1 — Tom Iron wrote at 7:04 PM on August 31:

Are we to see a black Caesars, Hamlets, Lears, maybe a black Henry VIII? Give me a break. People have got to get a grip on themselves.

Tom Iron…

2 — Anonymous wrote at 7:13 PM on August 31:

Well I’d ask Mr Randolph-Wright if he believes that choosing directors for white-authored-and-centered plays should be decided by merit, not race.
If he answers in the affirmative, I’d then ask:
If he believes that choosing directors for minority-authored-and-centered plays should be decided by race, not merit.
Should he answer in the affirmative, ladies and gentlemen we have a double standard.

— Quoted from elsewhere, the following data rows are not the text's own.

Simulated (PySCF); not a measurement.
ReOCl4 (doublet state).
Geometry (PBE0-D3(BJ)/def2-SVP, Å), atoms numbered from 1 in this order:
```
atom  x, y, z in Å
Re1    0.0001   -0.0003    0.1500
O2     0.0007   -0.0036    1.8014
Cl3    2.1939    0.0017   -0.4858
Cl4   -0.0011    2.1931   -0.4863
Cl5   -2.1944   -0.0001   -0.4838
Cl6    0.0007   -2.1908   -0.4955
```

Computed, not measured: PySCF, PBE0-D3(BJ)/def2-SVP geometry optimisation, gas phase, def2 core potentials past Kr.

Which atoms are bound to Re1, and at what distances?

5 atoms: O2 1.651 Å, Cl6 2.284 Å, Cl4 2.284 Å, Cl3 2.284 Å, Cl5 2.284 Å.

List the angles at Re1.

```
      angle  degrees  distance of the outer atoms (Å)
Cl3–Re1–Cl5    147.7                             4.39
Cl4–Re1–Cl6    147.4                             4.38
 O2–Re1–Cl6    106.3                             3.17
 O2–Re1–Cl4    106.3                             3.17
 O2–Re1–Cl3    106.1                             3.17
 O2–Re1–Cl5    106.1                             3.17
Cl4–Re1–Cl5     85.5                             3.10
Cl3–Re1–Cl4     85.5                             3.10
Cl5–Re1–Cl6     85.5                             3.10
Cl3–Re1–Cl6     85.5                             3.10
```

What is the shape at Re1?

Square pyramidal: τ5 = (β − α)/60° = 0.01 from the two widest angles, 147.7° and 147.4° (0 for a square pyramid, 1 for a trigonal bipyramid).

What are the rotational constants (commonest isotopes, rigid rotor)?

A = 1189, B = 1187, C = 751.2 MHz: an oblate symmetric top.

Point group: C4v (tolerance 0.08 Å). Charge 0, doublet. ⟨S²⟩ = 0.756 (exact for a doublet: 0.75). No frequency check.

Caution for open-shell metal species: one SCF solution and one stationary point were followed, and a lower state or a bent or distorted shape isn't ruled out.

These “black directors” want to have their cake (be able to direct white plays based on merit) and eat it too (while preventing black/minority plays from being directed by whites based on race)

3 — Chris N. wrote at 7:21 PM on August 31:

With as much heat as August Wilson and his plays took on this board the last time the issue came up, it’s important to note that Wilson was consistent in his views. Not only did he want Black actors and Black directors to represent his view of the Black experience, but he also ridiculed such projects as James Earl Jones leading an all-Black cast in “Cat On A Hot Tin Roof,” saying (and I’m paraphrasing) “That was one of the quintescential plays on the White experience, why should Blacks even attempt to tell that story? We have our own experiences to draw from, and our own stories to tell.”

It’s also interesting to note that although Wilson has been heralded as one of the premier Black literary voices of the 20th Century, he was the product of a Black father and a (White) German mother. For whatever reason, his success was seen as a huge step forward for Blacks….but not so much for Whites or Germans. It’s a good things that times have changed:)

4 — Pat wrote at 10:42 PM on August 31:

Free at last! Free at last! now the blacks are giving whites the opportunity to direct black folks productions! It so sweet to see a color blind group isn’t it?

5 — GeoffM wrote at 2:28 AM on September 1:

Aren’t blacks just amazing.

They insist only black people play Othello and yet want to play significant white characters.

They want to direct plays about white people but don’t want whites to direct plays about blacks.

Here’s an idea. Lets have apartheid - they do their thing and we do ours.

A separation of a ocean between us would also be a good idea.

6 — nokangaroos wrote at 6:10 AM on September 1:

Tom Iron …
We have already seen a black Siegfried in Bayreuth.

It cannot get any worse than this.

7 — AlmostMusicPhD wrote at 7:16 PM on September 1:

All of this is known by one term- ‘Black face.’

It is considered immoral for a white to pretend to be a black, and it should be JUST AS IMMORAL for a Black to pretend to be a white.

I am sick and tired of non-Europeans taking over vocal roles in the great Western Art Dramas known as Opera. They both look ‘wrong’ and often exhibit serious vocal dysfunction, simply because [white] voice teachers pretend that race differences don’t exist in the arena of vocal music… when they do.

This is a cheapening, a tawdryizing of our WHite, Christian European culture. Nothing more. nothing less.

8 — Anonymous wrote at 11:01 PM on September 3:

To correct the previous poster August Wilson was

born Frederick August Kittel, Jr. in the Hill District of Pittsburgh, Pennsylvania, the fourth of six children to German immigrant baker, Frederick August Kittel, Sr. and Daisy Wilson, an African American cleaning woman, from North Carolina. Earlier, Wilson’s maternal grandmother walked from North Carolina to Pennsylvania in search of a better life. His mother raised the children alone by the time he was five in a two-room apartment above a grocery store at 1727 Bedford Avenue. The economically depressed neighborhood in which he was raised was inhabited predominantly by black Americans, and Jewish and Italian immigrants. Wilson’s mother was remarried to David Bedford in the 1950s when he was a teen, and the family moved from the Hill to the then predominantly white working class neighborhood, Hazelwood. where they encountered racial hostility; bricks were thrown through a window at their new home. They were soon forced out of their house and on to their next home.

I see nothing wrong with Whites directing Black plays and vice versa. The decision should be made on the best director for the job.